Well, it has been an unbelievably busy week! It was the kids 1st week of school, and so far, so good! College kids are settled in to their classes, Itty Bitty has adjusted well to being without her BFF, and I have survived the first week with all the kids back at my Middle School! I have made and distributed over 800 Student id's, moved and distributed over 2000 textbooks, and trained over 20 office aides! I am exhausted!!!
On top of that, I kept up with my diet and exercise program. I am up to 3 sets of 12 minute runs with a 1 minute walk between each set. I have never done this in my entire life! Ever! I am still really slow, but I am doing it! I am also in my last week of my kettlebell training and it is going well, too.
Yesterday, however, I realized that my body was telling me that I needed to take a break from the strict training program that I have been on for a few days, so I will not be doing my regular workout this weekend. I am just plain worn out! Like, beyond exhausted! My muscles were aching so much this week that I wasn't even able to get comfortable enough to sleep well. My back is sore from distributing all those books and my legs are aching from all of the running that they are not used to. I think I just need a few days off to rest up and give my muscles a chance to repair themselves. I will start back on my regular program and repeat this week's training on Monday if I am feeling better by then.
As far as my weight loss goes, I am really feeling discouraged. I looked back and found out that I weighed the exact same thing today that I did 2 months ago...181.5. That is the longest plateau that I have been on since I started. I have been bobbing back and forth between 178 and 184 for 2 months now, losing and gaining the same weight over and over again! I stay on track for 5 or 6 days and lose a few pounds, only to go off track and gain it all back in one day! It is so frustrating! I told Gailann this morning that I am just worn out. I am tired of fighting and tired of struggling. I am tired of this journey being so hard. I just want to be able to relax and not worry about food or exercise for a change.

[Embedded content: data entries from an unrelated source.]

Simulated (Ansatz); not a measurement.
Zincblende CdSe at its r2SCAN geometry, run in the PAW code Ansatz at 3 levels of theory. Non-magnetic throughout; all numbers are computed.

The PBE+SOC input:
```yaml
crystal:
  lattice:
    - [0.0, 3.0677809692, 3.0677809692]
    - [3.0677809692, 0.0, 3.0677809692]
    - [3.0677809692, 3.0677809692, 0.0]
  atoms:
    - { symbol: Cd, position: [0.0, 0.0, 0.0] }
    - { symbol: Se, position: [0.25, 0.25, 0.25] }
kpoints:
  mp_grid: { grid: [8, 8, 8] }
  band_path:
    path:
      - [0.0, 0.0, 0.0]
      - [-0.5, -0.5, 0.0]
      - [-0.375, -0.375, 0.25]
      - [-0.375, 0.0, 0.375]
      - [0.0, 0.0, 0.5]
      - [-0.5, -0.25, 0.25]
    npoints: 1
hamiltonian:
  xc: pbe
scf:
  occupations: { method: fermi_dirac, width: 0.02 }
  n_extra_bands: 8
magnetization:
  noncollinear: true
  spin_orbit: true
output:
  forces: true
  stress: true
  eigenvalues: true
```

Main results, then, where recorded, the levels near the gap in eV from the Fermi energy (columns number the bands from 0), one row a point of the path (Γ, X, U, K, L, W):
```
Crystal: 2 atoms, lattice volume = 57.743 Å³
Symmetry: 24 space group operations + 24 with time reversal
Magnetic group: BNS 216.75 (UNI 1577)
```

I know what I would tell y'all if you were saying these things. "Keep pushing. You've come too far to give up now. This feeling will pass. You're not doing this for the scale, you are doing it for your health." etc. etc. etc.....
It's easy to stay on track when things are going well and you're losing. The tough part is when you stall for weeks (or months) at a time. Sometimes you just have to keep pushing through.
So, that's what I'll do. I'll keep trying and keep pushing and keep doing the best that I can, knowing that it's not going to be easy, and I'm not going to perfect. I have to, because I never want to go back to where I was 65 pounds ago! Surely, I can't stay stuck forever, can I??? Well, even if I do, 181 is so much better for me than 245 was.
If you're still reading this, thank you for sticking with me through my whine-fest! Maybe talking about it will help me push past this low place that I have found myself in! I really missed y'all this week and hope that I can catch up with everyone's blogs over the weekend! Maybe that will help me find my spark again
Now, I am going to go light some candles and take a nice, long, luxurious bubble bath. Then, I am going to go snuggle up in my bed and find one of my favorite old movies to watch. This weekend is going to be about relaxing and renewing my spirit. DH is taking the family to a football game in College Station tomorrow (yep, he's an Aggie!), so I am going to have the whole house to myself! Can't remember the last time I was by myself in my own house!
I feel better already, just talking this through with all of you! Thank you for being such faithful friends and supporting me through all my ups and downs! I know I will get through this one as well, because I have my secret weapon...YOU!!!